When BEVFusion utilizes DAL's simplified training pipeline (config B), its performance falls short of the LiDAR-only baseline (config A), demonstrating its reliance on complex pre-training to leverage the image modality.
DAL's pipeline enables large-scale resize augmentation (config F\(\rightarrow\)G), resulting in a +3.91 mAP improvement.
Velocity augmentation reduces mAVE from 25.80 to 19.31, a reduction of approximately 25%.
DAL recommends using a small image branch + large LiDAR branch configuration, as classification tasks place lower demands on the image branch.

Highlights & Insights¶

Deriving algorithm design from labeling rules: Elevating industry standards of data labeling to algorithmic design principles, offering a unique and compelling perspective.
Simple yet powerful: Reaches SOTA using only the most classical components (ResNet + VoxelNet + FPN + SECOND) without any attention mechanism.
Minimalist training pipeline: Requires only an ImageNet pre-trained image backbone and a one-stage end-to-end training process, eliminating the need for customized learning rate schedules.
Pareto optimality of speed and accuracy: Provides a superior speed-accuracy trade-off compared to existing methods across various configurations.

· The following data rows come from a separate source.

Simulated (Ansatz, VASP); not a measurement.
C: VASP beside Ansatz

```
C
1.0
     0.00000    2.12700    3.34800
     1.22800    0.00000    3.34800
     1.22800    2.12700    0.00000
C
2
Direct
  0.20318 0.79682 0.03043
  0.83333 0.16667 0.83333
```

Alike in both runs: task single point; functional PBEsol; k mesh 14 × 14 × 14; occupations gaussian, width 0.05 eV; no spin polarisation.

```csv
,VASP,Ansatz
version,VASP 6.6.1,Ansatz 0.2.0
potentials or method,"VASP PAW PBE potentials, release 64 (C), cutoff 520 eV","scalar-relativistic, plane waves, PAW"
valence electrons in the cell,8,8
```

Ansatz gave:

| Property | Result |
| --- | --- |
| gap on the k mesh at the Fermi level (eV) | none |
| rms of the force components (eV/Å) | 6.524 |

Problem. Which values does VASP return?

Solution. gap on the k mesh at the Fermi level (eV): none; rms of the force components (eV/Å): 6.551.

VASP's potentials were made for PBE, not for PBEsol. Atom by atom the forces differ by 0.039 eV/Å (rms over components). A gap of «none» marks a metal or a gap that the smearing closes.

Limitations & Future Work¶

Objects outside the LiDAR range are not considered (as these objects are not annotated in nuScenes).
Since nuScenes has only 10 classes, simple classification tasks cannot fully leverage the capabilities of advanced image backbones (such as SwinTransformer).
DAL currently uses an attention-free pipeline, and attention mechanisms like DSVT or DETR could be introduced to enhance performance in the future.
Generalizability has not been verified on other datasets like Waymo.

BEVFusion (MIT/ADLab): A representative method of BEV space fusion, serving as the baseline for DAL.
TransFusion: A Transformer-based fusion method from which DAL shares target and loss design.
CMT / UniTR: SOTA methods based on attention mechanisms.
Insight: Algorithm design should respect the basic rules of data generation; "less is more" holds true under correct design principles.

Rating¶

Novelty: ⭐⭐⭐⭐ (The perspective of deriving design from labeling rules is highly novel)
Experimental Thoroughness: ⭐⭐⭐⭐⭐ (Detailed ablations, speed-accuracy analyses, and comparisons across multiple configurations)
Writing Quality: ⭐⭐⭐⭐
Value: ⭐⭐⭐⭐⭐ (Provides clear design principles and a strong baseline for LiDAR-camera fusion)